How to Lower Your Real Estate Website Bounce Rate
Here’s a fact about websites:
They all have bounce rates. Your real estate website has a bounce rate. A high bounce rate is bad. A low bounce rate is good.
What’s a bounce rate again? you might be asking.
Think of it like this. You walk into a coffee shop. You look around. You leave the coffee shop.
For whatever reason, you left. You left before looking at the menu, before taking a seat, before ordering, before paying.
If everyone who walked into that same coffee shop did what you did, that coffee shop would have a high bounce rate. It would also have no paying customers.
That coffee shop could be your real estate website. People might be getting to your website and leaving before taking any kind of meaningful action.
That means less time for you to convince them that you’re the real estate agent for them. It also means less love from Google (translation: a lower position in search engine results).

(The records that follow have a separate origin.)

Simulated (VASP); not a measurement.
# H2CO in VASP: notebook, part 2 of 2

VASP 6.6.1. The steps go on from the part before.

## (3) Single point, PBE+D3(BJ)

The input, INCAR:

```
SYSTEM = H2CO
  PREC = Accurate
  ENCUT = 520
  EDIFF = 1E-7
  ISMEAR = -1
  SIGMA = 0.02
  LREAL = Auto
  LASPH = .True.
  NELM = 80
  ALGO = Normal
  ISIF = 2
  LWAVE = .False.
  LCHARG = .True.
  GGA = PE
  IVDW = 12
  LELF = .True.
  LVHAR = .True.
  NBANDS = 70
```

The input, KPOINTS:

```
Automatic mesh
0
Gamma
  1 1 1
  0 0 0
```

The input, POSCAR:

Here’s a fact about bounce rates:
You can improve them.
With some TLC and proven strategies, you can keep visitors on your site longer — and increase your odds of turning them into a client.
Here’s how to lower your real estate website bounce rate.
Decrease Your Website’s Load Time
If a website you want to explore is taking too long to boot up on your screen, you’re going to leave. Even if it has content you want to see. It’s a fact of online life.
Don’t let your website be that website for visitors.
To make sure your real estate website is loading quickly, enter your URL into Google’s PageSpeed Insights tool. It will analyze your site and give it a review between 0 and 100.
Scored low? It might be the size of your images.
Huge image files — like beautiful listing photos — can drag your load time down (and force your real estate website bounce rate up). This tutorial from A Better Lemonade Stand shows you how to optimize your photos for your website.
Simplify Your Website Layout and Navigation
Your website’s load time is the first obstacle for visitors. Your website’s layout and navigation is the second.
If your layout is messy-looking and your navigation makes it hard for visitors to quickly find what they’re looking for, they’re going to bounce.
Make sure your website…
- Has obvious labelling. As tempting as it is, don’t get cute with page names. Stick to to-the-point titles. For example, “About Me” for your bio page. “Blog” for your real estate blog page.
- Flows well. A visitor shouldn’t have to jump through hoops to get where they want to go. Make sure all your key pages — About Me, Blog, Listings, Testimonials, Contact Me, etcetera — are all easy to get to from your homepage.
- Is consistent. The colours, font, formatting, voice, and tone shouldn’t vary widely from page to page. It’s confusing to visitors, and makes your site look unprofessional.
Make Sure It’s Mobile Friendly
Nearly everyone accesses websites from their phones (and tablets) these days. Your nephew does. Your neighbour does. Your grandma does.
There’s no excuse for a website that doesn’t look great and function perfectly on all devices.
If your website isn’t optimized for visitors using mobile devices, those visitors will quickly click away and onto a competitor’s website that is mobile friendly.
Google won’t be a fan of yours either. It prioritizes mobile-friendly websites in search engine results over similar sites that aren’t mobile responsive.
Not sure if yours gets a passing grade? Run it through Google’s Mobile-Friendly Test to find out. You can also try accessing your site from your own phone, testing every page, link, and photo.
Add IDX Search
Real estate listings are usually the biggest driver of traffic to a real estate agent’s website. Visitors come to look at for-sale homes and properties that match their criteria.
When you give visitors exactly what they want, guess what? They’re going to stay.
Be the person who gives web users what they want and then some. Add IDX search capability, a website feature that lets your visitors search for, browse, and view MLS listings directly within your website.
IDX skyrockets your website’s value, giving visitors a huge reason to stick around.
Create Valuable Content
It can be tricky to find the time to write blog content for your real estate website. We get it.
But we also strongly recommend making the time to do it (or outsourcing it to a pro, if you have the resources) because it can have great results for your website. Including increased traffic and a decreased bounce rate.
When blog content is interesting, topical, well-written, unique, and in-depth, web users will find it and read it. The more they find it and read it, the more Google understands that it must be a great page, one worth showing higher in search engine results.
Blog content also gives you an opportunity to target keywords that could help web users find your website. Like, “Toronto first-time buyers” or “Vancouver condo market.” This is a big part of SEO best practices — so long as you don’t overuse keywords.
What strategies do you use to keep your real estate website in top-notch condition?